And, in fact, it was one of the five great capitals of the Empire: there were Rome, Constantinople, Antioch, Alexandria -- Carthage. Carthage was the sea-port capital of the whole western Mediterranean. With its large new streets, its villas, its temples, its palaces, its docks, its variously dressed cosmopolitan population, it astonished and delighted the schoolboy from Madaura. Whatever local marks were left about him, or signs of the rustic simpleton, it brushed off. At first, Augustin must have felt himself as good as lost there.
There he was, his own master, with nobody to counsel and direct him. He does indeed mention his fellow-countryman, that Romanianus, the patron of his father and of other people in Thagaste, as a high and generous friend who invited him to his house when he, a poor youth, came to finish his studies in a strange city, and helped him, not only with his purse, but with his friendship. Unfortunately the allusion is not very clear. Still, it does seem to shew that Augustin, in the first days after his arrival at Carthage, stayed with Romanianus. It is not in the least improbable that Romanianus had a house at Carthage and spent the winter there: during the rest of the year he would be in his country houses round about Thagaste. This opulent benefactor might not have been satisfied with giving Augustin a good "tip" for his journey when he was leaving his native town, but may also have put him up in his own house at Carthage. Such was the atonement for those enormous fortunes of antiquity: the rich had to give freely and constantly. With the parcelling out of wealth we have become much more egoistical.

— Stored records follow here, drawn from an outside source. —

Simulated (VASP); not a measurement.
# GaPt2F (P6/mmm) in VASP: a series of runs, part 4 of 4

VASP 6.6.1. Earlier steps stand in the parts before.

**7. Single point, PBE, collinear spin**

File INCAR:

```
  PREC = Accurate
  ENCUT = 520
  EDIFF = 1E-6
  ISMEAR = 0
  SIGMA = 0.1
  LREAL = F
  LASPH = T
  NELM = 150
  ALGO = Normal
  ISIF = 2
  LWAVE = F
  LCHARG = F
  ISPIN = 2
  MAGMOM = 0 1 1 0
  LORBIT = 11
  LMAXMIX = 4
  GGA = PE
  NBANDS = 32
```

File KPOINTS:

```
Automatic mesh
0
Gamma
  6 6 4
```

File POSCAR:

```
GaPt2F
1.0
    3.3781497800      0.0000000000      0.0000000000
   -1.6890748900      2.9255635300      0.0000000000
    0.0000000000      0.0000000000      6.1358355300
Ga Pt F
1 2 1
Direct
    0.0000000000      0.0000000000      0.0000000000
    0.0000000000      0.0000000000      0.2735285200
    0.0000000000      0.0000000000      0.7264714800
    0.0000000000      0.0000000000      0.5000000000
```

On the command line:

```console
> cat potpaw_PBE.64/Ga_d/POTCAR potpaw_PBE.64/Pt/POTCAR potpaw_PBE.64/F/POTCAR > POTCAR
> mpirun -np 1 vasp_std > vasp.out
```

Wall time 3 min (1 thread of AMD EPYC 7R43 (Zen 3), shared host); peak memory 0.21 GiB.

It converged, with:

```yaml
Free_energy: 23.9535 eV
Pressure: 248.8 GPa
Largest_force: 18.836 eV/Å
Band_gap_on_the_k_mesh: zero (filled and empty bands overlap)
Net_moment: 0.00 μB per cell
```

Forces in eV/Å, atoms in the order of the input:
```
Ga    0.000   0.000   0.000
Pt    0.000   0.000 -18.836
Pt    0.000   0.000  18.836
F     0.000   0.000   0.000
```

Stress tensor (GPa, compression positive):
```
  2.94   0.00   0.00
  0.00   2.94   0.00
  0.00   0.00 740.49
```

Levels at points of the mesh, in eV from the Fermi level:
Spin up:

In any case, Romanianus, taken up with his pleasures and business, could not have been much of a guide for Monnica's son. Augustin was therefore without control, or very nearly. No doubt he came to Carthage with a strong desire to increase his knowledge and get renown, but still more athirst for love and the emotions of sentiment. The love-prelude was deliriously prolonged for him. He was at that time so overwhelmed by it, that it is the first thing he thinks of when he relates his years at Carthage. "To love and be loved" seems to him, as to his dear Alexandrine poets, the single object of life. Yet he was not in love, "but he loved the idea of love." Nondum amabam, et amare amabam ... amare amans....
Truly, never a pagan poet had hitherto found such language to speak of love. These subtle phrases are not only the work of a marvellous word-smith: through their almost imperceptible shades of meaning may be descried an entirely new soul, the pleasure-loving soul of the old world awakening to spiritual life. Modern people have repeated the words more than enough, but by translating them too literally -- "I loved to love" -- they have perhaps distorted the sense. They have made Augustin a kind of Romantic like Alfred de Musset, a dilettante in love. Augustin is not so modern, although he often seems one of ourselves. When he wrote those words he was a bishop and a penitent. What strikes him above all in looking back upon his uneasy and feverish life as a youth and young man, is the great onrush of all his being which swept him towards love. Plainly, man is made for love, since he loves without object and without cause, since in itself alone the idea of love is already for him a beginning of love. Only he falls into error in giving to creatures a heart that the Creator alone can fill and satisfy. In this love for love's sake, Augustin discerned the sign of the predestined soul whose tenderness will find no rest but in God. That is why he repeats this word "Love" with a kind of intoxication. He knows that those who love like him cannot love long with a human love. Nor does he blush to acknowledge it: -- he loved -- he loved with all his soul -- he loved to the point of loving the coming of love. Happy intimation for the Christian! A heart so afire is pledged to the eternal marriage.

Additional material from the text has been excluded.